You know you’ve been writing a blog for a long time when you can go back and reference the post you wrote last February twenty-ninth. Speaking of free days, last February twenty-ninth (one thousand, four hundred and sixty one days ago) I was in Banff, in the mountains, at a neuromuscular science conference representing my previous employer. I think I seemed just as lost back then as I seem right now. Or, worse, I am just as lost now as I was back then.
Since it’s my free day I’ve opted to include a less-than-flattering photo of my daughter. I think she was trying to be a pirate in this one. And a dozen years from now she’s going to hate the fact that photo even exists, let alone that is was posted on the internet. On February 29th, 2020 I’ll see what she says. And then maybe I’ll take it down.
On this, the free day, time stands still. No… really. I was one of six people in the office today and it was soooooo boring. It was as if time stood still. A temporal vortex or something. Really. I cleaned my desk and watched the clock tick by ever-so slowly. Then I went home early because no one was left to even notice. (Actually, the boss closed the office.)
Every four years we get a free day. Why? Because our clocks run a little slow. We neglect to consume approximately one minute every day. That make for roughly, a half an hour left behind every month — six hours every year — and twenty-four hours every four years or so. With that extra day (it really does add up, doesn’t it?) hanging around, we need to burn it off with a leap year. You’re probably thinking that it doesn’t sound significant, but just let those extra days pile up and next thing you know it’s Christmas in July.

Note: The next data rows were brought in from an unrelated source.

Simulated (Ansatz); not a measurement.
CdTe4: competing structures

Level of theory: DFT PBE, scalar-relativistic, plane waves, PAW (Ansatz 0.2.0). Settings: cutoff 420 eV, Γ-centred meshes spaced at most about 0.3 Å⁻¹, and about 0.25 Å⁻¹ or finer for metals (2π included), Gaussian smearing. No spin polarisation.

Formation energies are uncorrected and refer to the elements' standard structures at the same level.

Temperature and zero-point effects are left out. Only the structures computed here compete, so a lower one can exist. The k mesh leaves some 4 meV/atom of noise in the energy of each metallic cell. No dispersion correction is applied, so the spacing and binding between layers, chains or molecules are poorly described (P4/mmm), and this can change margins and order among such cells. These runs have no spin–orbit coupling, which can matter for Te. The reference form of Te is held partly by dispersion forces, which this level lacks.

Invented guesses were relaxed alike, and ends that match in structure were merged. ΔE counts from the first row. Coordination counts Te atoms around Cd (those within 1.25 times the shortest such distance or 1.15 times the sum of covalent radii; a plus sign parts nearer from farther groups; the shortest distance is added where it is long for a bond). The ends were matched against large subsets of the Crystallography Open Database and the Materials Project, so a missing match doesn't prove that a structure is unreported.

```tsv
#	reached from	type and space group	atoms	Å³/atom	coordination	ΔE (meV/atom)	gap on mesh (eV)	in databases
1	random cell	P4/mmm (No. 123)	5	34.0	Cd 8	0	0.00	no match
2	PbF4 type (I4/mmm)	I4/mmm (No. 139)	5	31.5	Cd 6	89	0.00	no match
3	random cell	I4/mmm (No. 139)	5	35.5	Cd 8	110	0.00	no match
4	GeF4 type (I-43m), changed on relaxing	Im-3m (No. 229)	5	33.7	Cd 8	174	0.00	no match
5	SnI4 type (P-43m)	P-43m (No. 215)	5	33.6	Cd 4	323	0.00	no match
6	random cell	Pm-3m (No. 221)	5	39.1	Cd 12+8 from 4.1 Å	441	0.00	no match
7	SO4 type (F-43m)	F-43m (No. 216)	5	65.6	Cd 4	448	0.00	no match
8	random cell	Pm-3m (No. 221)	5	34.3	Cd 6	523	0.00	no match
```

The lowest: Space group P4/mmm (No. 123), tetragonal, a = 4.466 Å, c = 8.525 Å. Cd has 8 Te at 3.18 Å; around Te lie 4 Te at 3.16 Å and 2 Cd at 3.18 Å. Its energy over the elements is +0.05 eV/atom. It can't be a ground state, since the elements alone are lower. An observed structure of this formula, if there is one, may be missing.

Our free day was used wisely. I got my hair cut. I came home a bit early. We went for a long walk around the neighborhood. Then we had supper at Nina’s house, and the dads played video games in the basement. Being dads, our daughters helped to cut the evening short. Now, my free day is left to blog, if for no other reason than I need to take advantage of these rare free days.
Undoubtedly, in four years I’ll come back and read this exact post and wonder what words of enlightenment I’ll have had for my future self. What nugget of the past I could convey to the then to be present day from the current soon to be past? What wisdom of the ancients? (Because it doesn’t seem to work the other way around, unfortunately.) This is a risky proposition. Why? Because communicating with the future risks three poor options: (1) it was forgotten, and probably wasn’t worth knowing, (2) it was remembered, and thus useful but a wasted effort, or (3) it was wrong, and now I just look stupid and naive. So, future self… So, Brad of the year 2012, you thirty-five year old geezer… What is there to say? I’m younger than you. I have yet to experience those highs and lows of the coming (previous) four years. For all I know I am doomed to ultimate failure, boundless joy, exasperation, love, hate, revenge, anguish, fear, fortune, fame, success, or utter non-existence. You know. I don’t. And there ain’t much that could ever change that fact. So what else can I say but enjoy your free day. They only come around so often.